I was leaving the office last Friday, and had already put my coat on. I glanced at an address in an email on my laptop screen that I needed to mail some documents to. I was going to have to stop at the post office on my way out.

The problem was pretty obvious, and so was the solution. I picked up my trusty Nexus S smartphone and snapped a picture of my laptop screen. I didn't actually even read the address. I'd look it up when I was writing it in the post office.

If I had the same choice two years ago there'd be a quick mental debate instead: do I memorize the address or try to find some paper and a pen? Knowing me, I wouldn't have found the pen and the paper would be out of reach anyway.

So I'd memorize the address trusting that it'd stick until I got to the post office. I've gotten away with this ill-advised reliance on memory for quite a while. An eon ago, I was also that annoying kid who never wrote down phone numbers, because I tried to memorize them instead ... of course I forgot most of them if I didn't use them soon after. :)
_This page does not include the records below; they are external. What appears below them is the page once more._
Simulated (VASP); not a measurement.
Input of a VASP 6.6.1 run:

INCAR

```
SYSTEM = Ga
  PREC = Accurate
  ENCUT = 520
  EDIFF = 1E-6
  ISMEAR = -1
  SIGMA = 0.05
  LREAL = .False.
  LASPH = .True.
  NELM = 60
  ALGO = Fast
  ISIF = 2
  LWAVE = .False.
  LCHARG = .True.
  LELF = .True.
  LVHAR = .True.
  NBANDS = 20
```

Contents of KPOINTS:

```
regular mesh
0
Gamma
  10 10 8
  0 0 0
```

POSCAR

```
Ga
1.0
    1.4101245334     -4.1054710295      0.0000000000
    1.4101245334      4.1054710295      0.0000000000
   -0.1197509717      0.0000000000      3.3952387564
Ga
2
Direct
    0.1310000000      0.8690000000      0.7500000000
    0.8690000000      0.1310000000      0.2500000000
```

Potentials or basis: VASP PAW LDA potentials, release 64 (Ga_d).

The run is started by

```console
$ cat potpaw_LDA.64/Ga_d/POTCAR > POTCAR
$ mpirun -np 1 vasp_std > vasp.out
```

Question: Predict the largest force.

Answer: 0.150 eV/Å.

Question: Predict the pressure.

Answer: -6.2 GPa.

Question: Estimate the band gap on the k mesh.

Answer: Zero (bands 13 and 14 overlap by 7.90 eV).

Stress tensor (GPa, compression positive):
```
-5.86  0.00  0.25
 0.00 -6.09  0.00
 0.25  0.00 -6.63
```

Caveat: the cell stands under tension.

But now, I actually had perfect memory! I could confidently recall the address just when I needed it. In fact, since I've set up my phone to upload photos to an online account - in theory I could remember the address forever and even without my phone.

If you're like me, your smartphone memory isn't just filled with moments you'd like to capture (that concert, that landscape, those friends), but data (that diagram from a work discussion, that address, that movie ticket confirmation number.)

It made me realize that in the reasonably-near-future, perfect memory will be an option for everyone; some people will choose to exercise this advantage earlier than others and some will use it more for business (i.e. to do more faster) than pleasure (i.e. to remember more at leisure.)

Its already _kinda_ there:
Tools have always been created so that we don't need to remember things or so that we can review them later. From address books to notepads, users of these tools have always had an advantage over those who didn't use them.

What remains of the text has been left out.